[JURIST] UN Secretary General Ban Ki-Moon [official profile] and other world leaders on Monday condemned [statement text] a North Korea [JURIST news archive] nuclear weapon test held earlier in the day. The test violates a 2006 UN Security Council [official website] ban on nuclear or missile tests [Resolution 1718 text; JURIST report] by the country, and the body announced [UN News Centre report] Monday that it would immediately hold a meeting to discuss the test. In statement by Ki-moon's spokesperson, he said he was "deeply concerned" by the tests and urged North Korea to restart talks to end its nuclear program:
The Secretary-General strongly deplores the conduct of an underground nuclear test by the Democratic People[']s Republic of Korea (DPRK), in clear and grave violation of the relevant Security Council resolutions.
The Secretary-General is deeply concerned that this act will negatively affect regional peace and stability as well as the global nuclear non-proliferation regime.
The Secretary-General reiterates his conviction that differences should be resolved in a peaceful manner through dialogue. He urges the DPRK to refrain from taking further actions that would increase tensions in the region. He also insists that the DPRK comply with its obligations in full and restart dialogue with the parties concerned without delay, including the early resumption of the Six-Party Talks.

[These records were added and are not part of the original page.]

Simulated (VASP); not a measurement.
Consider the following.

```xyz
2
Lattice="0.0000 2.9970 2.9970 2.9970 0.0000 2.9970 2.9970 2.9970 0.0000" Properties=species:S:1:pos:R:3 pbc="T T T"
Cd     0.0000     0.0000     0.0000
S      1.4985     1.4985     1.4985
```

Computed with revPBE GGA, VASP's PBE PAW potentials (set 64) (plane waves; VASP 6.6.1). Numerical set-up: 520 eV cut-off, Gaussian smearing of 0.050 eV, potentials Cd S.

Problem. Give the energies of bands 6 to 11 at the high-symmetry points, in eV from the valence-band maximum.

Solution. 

In April 2009, North Korea ordered UN nuclear inspectors out [press release] of the country. In October 2008, International Atomic Energy Agency (IAEA) [official website] head Mohamed ElBaradei [BBC profile] said he wants North Korea to return [JURIST report] to the Nuclear Non-Proliferation Treaty [text, PDF; IAEA backgrounder] after a five-year absence. In 2007, North Korea agreed that it would end its nuclear weapons program [JURIST report] in exchange for aid as part of a multi-stage initiative by the Six Party Talks [CFR backgrounder].